Engine Works

DavidHa · ‎03-17-2020

One of the biggest problems I see when working with Alteryx Server customers is helping them understand how many jobs can run at a time (# of Simultaneous Workflows) and what number makes sense for their environment. This setting is documented as "Workflows allowed to run simultaneously"

The default value is 1, meaning only 1 job can run at a time on that specific Worker.
The general recommendation has always been (# of Physical Cores) / 2.
So for a standard 4-core Server the recommended value would be 2.

The recommendation above is a starting point. There are more details about this setting with additional recommendations in the Worker System Settings Deep Dive article. What we find is that often times the value is set too low, jobs are queueing, and resources are being left on the table unused. Or alternatively, the value is set too high causing the system to become overloaded and even jobs to fail.

The following article is NOT a performance benchmarking paper. These are observations meant to show you the implications of this setting and to encourage you to perform your own testing and research with relevant workflows to understand the optimal # of Simultaneous Workflows for your environment.

The Environment

My laptop didn't make for the most realistic test environment, so I went to AWS and created two EC2 instances, each with 4 cores (8 vCPUs) and 16 GB of RAM. I then installed Alteryx Server 2019.4.4 and configured them per the diagram below, with one machine serving as the Controller & Gallery, and the other machine serving as a dedicated Worker. This allows us to configure the dedicated Worker machine to allocate all resources to running jobs.

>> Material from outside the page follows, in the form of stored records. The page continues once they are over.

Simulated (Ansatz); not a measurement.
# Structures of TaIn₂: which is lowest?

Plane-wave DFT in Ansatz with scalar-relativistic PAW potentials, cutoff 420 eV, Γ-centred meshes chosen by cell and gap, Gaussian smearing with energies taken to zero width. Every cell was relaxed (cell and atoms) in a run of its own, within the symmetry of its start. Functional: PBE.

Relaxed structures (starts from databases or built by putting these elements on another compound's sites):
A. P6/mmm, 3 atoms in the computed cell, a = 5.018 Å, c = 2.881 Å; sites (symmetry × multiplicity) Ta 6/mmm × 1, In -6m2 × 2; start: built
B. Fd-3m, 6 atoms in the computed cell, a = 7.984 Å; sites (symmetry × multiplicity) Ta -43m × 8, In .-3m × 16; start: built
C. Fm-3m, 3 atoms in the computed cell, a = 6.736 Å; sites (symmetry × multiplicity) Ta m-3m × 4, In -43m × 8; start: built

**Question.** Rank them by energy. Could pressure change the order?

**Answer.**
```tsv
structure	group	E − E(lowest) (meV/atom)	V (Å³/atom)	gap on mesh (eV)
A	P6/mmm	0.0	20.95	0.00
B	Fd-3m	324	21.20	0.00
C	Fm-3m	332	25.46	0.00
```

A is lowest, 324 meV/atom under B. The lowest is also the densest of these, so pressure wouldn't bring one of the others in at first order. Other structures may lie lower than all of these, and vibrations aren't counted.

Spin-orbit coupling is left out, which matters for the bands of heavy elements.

A quick word of caution when working with AWS. An EC2 instance listed as 4 vCPU (such as the m4.xlarge) typically means it only has 2 cores. Alteryx has a 4-core minimum requirement so I went with the c5.2xlarge. Information on AWS physical cores can be found here.

We can see from this output that the c5.2xlarge has 4 Cores with 8 "Logical Processors" or threads.

No tuning was performed. All Alteryx system settings were kept default with the exception of the Logging Level was set to Normal as opposed to High. The Worker setting "Workflows allowed to run simultaneously" and the Engine setting "Default Sort/Join Memory Usage" were modified appropriately for each test, as described in the test section.

The Workflows

As mentioned in the introduction, this type of analysis only works if relevant workflows are used. So as a simple test, I used three different workflows to simulate various workflow patterns. Prep & Blend, Spatial, and Predictive.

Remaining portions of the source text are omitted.